Datsyuk congratulates Seabrook after Game 7. (courtesy of CBC)

Datsyuk congratulates Seabrook after Game 7. (courtesy of CBC)

Now that we are a couple of days removed from a devastating Game 7 overtime loss by the Detroit Red Wings, I can actually look back at the season with my emotions in check.  I wanted to write a scathing blog the night of the loss, but decided to wait to see if the sting of the loss would fade.  I was furious at how this team choked away a 3-1 game lead to the rival Chicago Blackhawks.  What shocked me even more was the immediate response from 90 percent of Red Wings fans who were okay with the outcome following the loss.

Are these the same fans that usually find any excuse (weak goaltending, bad officiating, not big enough on the blue line) to vent their anger every time the Wings had a playoff exit over the past two decades?  What is going on here?  Why aren’t fans angrily blaming different  causes for the loss?  Why are so many fans proud of a losing team?  In my opinion, fans initial reaction to the loss was total weak sauce.  I expected more vigor and anger from a fan base who witnessed their swan song from the Western Conference end in a three game gag to their rival.  That said, not hearing lame excuses over the past couple of days was a bit of a refreshing take.

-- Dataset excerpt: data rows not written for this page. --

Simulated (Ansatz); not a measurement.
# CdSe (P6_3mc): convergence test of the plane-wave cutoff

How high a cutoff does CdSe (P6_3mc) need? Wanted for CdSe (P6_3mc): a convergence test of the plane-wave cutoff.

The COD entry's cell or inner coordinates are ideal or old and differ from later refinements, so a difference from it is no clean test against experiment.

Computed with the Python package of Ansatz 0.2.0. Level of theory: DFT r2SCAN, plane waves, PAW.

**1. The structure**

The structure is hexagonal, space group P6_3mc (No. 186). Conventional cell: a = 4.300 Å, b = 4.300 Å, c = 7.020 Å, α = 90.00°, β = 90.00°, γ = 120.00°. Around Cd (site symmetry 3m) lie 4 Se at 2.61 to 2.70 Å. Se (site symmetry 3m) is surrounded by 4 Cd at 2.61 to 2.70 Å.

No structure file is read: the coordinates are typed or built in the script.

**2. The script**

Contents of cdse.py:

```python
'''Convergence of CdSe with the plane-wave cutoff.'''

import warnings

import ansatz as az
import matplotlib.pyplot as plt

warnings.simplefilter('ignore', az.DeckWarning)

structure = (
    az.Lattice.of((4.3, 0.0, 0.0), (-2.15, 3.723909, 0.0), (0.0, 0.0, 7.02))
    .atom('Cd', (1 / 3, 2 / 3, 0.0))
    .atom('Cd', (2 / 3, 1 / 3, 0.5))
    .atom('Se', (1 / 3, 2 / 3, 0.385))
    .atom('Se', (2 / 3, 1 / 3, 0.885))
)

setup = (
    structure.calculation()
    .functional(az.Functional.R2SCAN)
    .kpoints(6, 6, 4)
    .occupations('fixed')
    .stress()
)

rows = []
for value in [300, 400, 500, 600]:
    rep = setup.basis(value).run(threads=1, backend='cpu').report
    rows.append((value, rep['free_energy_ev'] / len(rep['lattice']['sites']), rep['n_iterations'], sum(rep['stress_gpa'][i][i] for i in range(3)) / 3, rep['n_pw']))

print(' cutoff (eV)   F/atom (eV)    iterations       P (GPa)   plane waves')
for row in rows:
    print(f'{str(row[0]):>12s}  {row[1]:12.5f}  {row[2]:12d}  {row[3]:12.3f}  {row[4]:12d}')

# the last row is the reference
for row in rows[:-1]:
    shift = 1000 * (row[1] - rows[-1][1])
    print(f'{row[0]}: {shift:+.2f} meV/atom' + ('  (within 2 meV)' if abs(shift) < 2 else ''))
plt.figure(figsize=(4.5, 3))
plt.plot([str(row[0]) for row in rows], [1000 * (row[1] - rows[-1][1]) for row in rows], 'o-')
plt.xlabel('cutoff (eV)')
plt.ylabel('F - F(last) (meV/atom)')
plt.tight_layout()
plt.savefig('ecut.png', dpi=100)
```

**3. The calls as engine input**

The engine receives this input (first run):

I guess this is what happens when a team squeaks into the playoffs and isn’t favored to win a series. Media expectations can alter fans’ viewpoint on what SHOULD happen.  But what I don’t think fans understand is this isn’t the NBA.  In the NHL, there is barely a difference in talent between the top seeds and the 8 seeds.  I believe the perceived  separation in talent between the Hawks and the Wings was grossly overblown, especially in this shortened season.  Are the Hawks a tad more talented?  Maybe.  But in my opinion, the Wings had the top two players in the series (Datsyuk and Zetterberg) and the better goaltender in Jimmy Howard.  Obviously the Hawks have more skill and depth on the blue line which was the key to Chicago eventually winning the series.

I’m really surprised fans are okay with the ending to this roller coaster season.  As fans in Hockeytown, don’t we hold this team to a higher standard?  Although there was a bit of a youth movement this season, this team still has world class superstars on the roster.  It isn’t like the roster was imploded and put in complete rebuild mode.  In fact, the phrase “rebuilding season” has been used more over the past few days than I’ve heard all season.  This was not a rebuilding year, retooling yes, but not a rebuild.

Although I am disappointed over the way things ended, there were several positives.  Howard emerged as an above average goalie, several rookies got valuable playoff experience and the Wings overcame devastating injuries to emerge as a contender.  Mike Babcock may have completed his best coaching job as a Red Wing.

Yet Babcock and GM Ken Holland have set a championship or bust standard in this town and that standard was not achieved this season.  Veteran stars Datsyuk, Zetterberg and Kronwall are all moving towards the downsides of their careers.  Although many fans are proud of what this team overcame this season, it doesn’t change the fact that this team missed an opportunity for greatness.  Although I too am proud at this team’s fight this season, it didn’t lessen the excruciating blow that took place Wednesday night.  It was bad watching the Wings lose a game 7 once, watching it happen twice was brutal.  As Wings fans all we can hope is to get revenge in next year’s Stanley Cup final.